Not so long ago food, drink and restaurant trends took their sweet time to travel the globe, brought from country to country and continent to continent by intrepid culinary explorers and overfed journalists. While more affordable air travel has made the world smaller, its culinary cultures and restaurants easier to consume, it’s the impact of the internet and, in particular, social media that has sped up the dissemination of culinary fashion. Where once there was only a sporadic trickle, there’s now a steady flow of instantly accessible new ideas from around the world.
A new ingredient, kitchen technique, cooking gadget, way of plating, cocktail, beer or wine discovery can make its way from London, Paris, New York or Tokyo to the rest of the world in the time it takes to compose an Instagram post.

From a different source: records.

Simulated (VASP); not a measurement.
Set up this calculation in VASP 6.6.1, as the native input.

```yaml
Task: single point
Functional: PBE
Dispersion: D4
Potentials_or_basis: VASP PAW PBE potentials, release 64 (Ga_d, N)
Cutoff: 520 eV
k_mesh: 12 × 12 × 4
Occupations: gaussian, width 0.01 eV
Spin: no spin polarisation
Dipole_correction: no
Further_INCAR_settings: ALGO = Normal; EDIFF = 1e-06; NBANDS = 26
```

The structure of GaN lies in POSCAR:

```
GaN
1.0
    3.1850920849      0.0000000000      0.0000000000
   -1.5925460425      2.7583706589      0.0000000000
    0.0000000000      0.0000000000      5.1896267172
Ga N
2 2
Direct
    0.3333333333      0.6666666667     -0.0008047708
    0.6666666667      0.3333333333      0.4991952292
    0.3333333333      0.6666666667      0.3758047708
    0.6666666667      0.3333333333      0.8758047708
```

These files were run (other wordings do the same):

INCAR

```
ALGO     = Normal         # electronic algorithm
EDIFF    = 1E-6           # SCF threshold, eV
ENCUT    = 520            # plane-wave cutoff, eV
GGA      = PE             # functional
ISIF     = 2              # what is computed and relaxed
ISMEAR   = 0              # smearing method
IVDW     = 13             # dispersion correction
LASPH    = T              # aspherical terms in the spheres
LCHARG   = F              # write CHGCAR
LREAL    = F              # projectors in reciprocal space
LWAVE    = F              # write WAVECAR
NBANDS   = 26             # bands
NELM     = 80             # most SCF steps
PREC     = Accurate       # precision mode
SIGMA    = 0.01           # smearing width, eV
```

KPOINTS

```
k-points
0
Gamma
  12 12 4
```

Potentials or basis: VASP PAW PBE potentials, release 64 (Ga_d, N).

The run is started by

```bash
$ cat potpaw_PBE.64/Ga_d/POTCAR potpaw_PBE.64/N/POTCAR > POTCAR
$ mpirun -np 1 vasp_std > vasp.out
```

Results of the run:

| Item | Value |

Yet the more profound changes currently taking place in the restaurant industry go beyond minor details to underlying principles. The impact on the environment of how and what we eat continues to inform the menus of the world’s most forward-thinking chefs. You don’t have to be Greta Thunberg or René Redzepi to understand this means the need to embrace sustainable seafood, responsible farming, a reduction in food miles, eating less meat and more vegetables.
While there will always be expensive restaurants, the concept of ‘fine dining’ continues to evolve with eco-conscious, fuss-free, sans tablecloth luxury that takes its lead from the Nordic region. Elsewhere, perhaps in reaction to this, a return to old fashioned luxury has seen the theatre of tableside service make a comeback.
See also the shunning of traditional high-end ingredients, particularly if its production is considered controversial – farewell foie gras, adios eel – and the embracing of sustainable delicacies previously considered by-products, such kid goat and retired dairy cow.
When it comes to more casual, accessible dining, there’s a re-evaluation going on in terms of what makes a restaurant experience. That can mean the kind of specialisation that’s more common in Asia, elevating something simple – fresh pasta, pizza, burgers, hot pot, noodles – via a single dish menu and high quality service. Often this is informed by a thriving street food scene, supported by city venues with a rotating cast of operators that provide the infrastructure to allow young entrepreneurs to test out restaurant concepts with a comparatively small financial outlay before they commit to permanent premises.
Finally, in an industry that remains male dominated, particularly in the kitchen, there is now a clear movement to try and even the playing field by developing, supporting, promoting and recognising more women in restaurants. The future’s bright and increasingly female.